Aloha ended May up $2.5 million
By Rick Daysog
Benefiting from its recent cost-cutting efforts, Aloha Airlines Inc. posted a $2.5 million operating profit in May.
Aloha, which filed for bankruptcy reorganization in December, reversed a $3.8 million operating loss in April and lowered its year-to-date losses to $4.7 million from $7.2 million in April, according to a bankruptcy court filing made public yesterday.
The May results came on revenues of $38.5 million, which was up $3.5 million from April's $35 million.
"These numbers indicate that Aloha's reorganization plan is on course," said company spokes-man Stu Glauberman.
In its latest filing, Aloha said its overall expenses dropped to about $36 million in May from the previous month's $38.8 million.
The privately held airline said its monthly fuel costs dropped to about $9 million from April's $9.4 million while its salary expenses for management and rank-and-file employees fell to $5.6 million from about $8.4 million in the previous month.
The lower payroll figures include a recent 20 percent cut in executive salaries and wage concessions from its unionized employees.

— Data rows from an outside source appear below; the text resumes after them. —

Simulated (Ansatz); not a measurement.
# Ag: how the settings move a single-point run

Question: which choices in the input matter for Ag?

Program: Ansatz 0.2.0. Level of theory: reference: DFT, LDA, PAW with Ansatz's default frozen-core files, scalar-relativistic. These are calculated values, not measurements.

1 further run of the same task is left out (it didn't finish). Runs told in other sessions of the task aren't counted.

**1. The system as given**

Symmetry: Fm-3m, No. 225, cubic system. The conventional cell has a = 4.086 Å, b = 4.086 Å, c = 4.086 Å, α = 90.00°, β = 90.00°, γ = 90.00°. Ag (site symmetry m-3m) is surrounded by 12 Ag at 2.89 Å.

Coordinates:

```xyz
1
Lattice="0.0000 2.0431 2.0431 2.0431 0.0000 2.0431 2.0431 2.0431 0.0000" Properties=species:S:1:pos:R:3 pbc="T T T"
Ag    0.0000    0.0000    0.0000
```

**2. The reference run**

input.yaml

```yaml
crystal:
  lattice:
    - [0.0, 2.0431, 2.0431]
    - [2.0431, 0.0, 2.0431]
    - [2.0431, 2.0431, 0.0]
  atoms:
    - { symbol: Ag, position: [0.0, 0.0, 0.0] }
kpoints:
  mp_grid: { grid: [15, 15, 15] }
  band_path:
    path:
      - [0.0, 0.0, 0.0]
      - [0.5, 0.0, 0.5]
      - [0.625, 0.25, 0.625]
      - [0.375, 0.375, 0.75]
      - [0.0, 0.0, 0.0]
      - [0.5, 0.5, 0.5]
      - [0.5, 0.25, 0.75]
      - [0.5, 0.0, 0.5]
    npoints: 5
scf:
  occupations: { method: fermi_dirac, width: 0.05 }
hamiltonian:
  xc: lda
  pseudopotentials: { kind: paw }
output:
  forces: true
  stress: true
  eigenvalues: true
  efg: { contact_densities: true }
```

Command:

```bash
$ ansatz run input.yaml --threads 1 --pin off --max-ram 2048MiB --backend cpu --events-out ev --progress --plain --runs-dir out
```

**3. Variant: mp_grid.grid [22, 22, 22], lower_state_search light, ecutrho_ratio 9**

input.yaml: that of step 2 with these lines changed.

One union, the pilots, said it agreed to concessions of up to $12 million over the next two years. Those cuts were on top of another $12 million in concession that the union granted from 2003 to 2005.
Meanwhile, the annual pay for top executives dropped to a range of $123,000 to $202,500 from a range of $151,000 to $250,000.
According to its filing in bankruptcy court, Aloha's reorganization costs swelled last month. Aloha's 30 law firms, accountants and consulting firms have charged the airline about $3.3 million in May, which was up from $2 million in April. The reorganization costs are not included in the monthly profit-loss statement.
Since filing for bankruptcy, the airline has paid nearly $6.3 million in attorney and professional fees, including $1.1 million to its top bankruptcy law firm, Florida-based Berger Singerman.
The May turnaround comes at a critical period for Aloha, the state's second-largest airline with more than 3,600 employees and annual revenues of about $400 million.
The airline, which obtained $65 million in debtor-in-possession financing in March to cover daily operations and pay down debt, is seeking permanent financing or an equity investment that would allow it to emerge from bankruptcy protection.